In DALI, batches are implicit. That means, that such DALI pipeline:

@pipeline_def(
    batch_size=3,
    num_threads=1,
    device_id=0,
    output_dtype=[types.FLOAT],
    output_ndim=[4],  # Dimensions of image, not including batch dimension
)
def decode_pipeline():
    images = fn.external_source(device="cpu", name="input_0", dtype=types.UINT8, ndim=1)
    images = fn.experimental.decoders.image(
        images,
        device="mixed",
        dtype=types.UINT16,
    )

    images = fn.transpose(images, perm=[2, 0, 1])
    images = fn.cast([images], dtype=types.FLOAT)
    image_max_value = fn.reductions.max(images)
    normalization_value = set_normalization_value(image_max_value)
    images /= normalization_value
    return images

already works on batch of 3 images. Having images_2 and images_3 very likely boosts the memory consumption and is not necessary for batch processing.

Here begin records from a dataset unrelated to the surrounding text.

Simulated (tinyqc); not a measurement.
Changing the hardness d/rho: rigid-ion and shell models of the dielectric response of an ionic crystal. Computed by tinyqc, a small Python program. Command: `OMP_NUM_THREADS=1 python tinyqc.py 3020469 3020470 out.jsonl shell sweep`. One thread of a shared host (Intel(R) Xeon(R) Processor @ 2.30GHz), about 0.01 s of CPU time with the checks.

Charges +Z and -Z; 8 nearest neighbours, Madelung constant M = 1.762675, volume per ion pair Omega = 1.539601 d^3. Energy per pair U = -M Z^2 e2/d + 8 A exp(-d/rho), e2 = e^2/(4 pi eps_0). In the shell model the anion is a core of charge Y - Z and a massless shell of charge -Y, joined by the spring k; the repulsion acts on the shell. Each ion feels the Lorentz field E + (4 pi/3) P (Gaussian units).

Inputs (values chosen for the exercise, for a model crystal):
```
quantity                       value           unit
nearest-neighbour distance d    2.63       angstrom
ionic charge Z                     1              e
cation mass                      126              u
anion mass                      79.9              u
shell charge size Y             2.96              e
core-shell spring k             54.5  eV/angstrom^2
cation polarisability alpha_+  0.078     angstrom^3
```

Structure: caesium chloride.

Also, please correct me if I'm wrong, but the TIFFs you're working with - 3x5000x10000x3x2(size of uint16) sum up to about 1.8GB of data per batch (I assumed, that the 3 at the beginning of the shape is the batch dimension)? If so, after adding some additional memory for the fn.transpose, the amount of memory looks legit. If you'll remove the images_2 and images_3 from the pipeline, the amount of memory should lower to about 2.3GB

Lastly, about the loading/unloading/memory consumption. DALI uses the lazy-allocation model. It means, that when the DALI pipeline is fed with data, DALI tries to handle the input data with existing memory. If whatever DALI has already allocated is not enough, DALI allocates additional memory. Naturally, this process will grow asymptotically and will plateau on the size of memory, which is required to handle the biggest batch possible. For example, if my dataset contains images of various sizes, but the largest one is 1920x1080x3 (uint8), then for batch_size=7 simple DALI decoding pipeline will plateau on about 43MB.

Unloading DALI correctly frees the allocated memory, but as an optimization, a given DALI pipeline when loaded will allocate the same amount of memory it freed before. Since allocations are one of the most expensive operations, this helps in avoiding the warmup phase after unloading/loading DALI pipeline. Is that OK with you? Or would your use-case require starting the warmup from scratch?

Hopefully my explanation here was clear. If you have any other questions, don't hesitate to ask :)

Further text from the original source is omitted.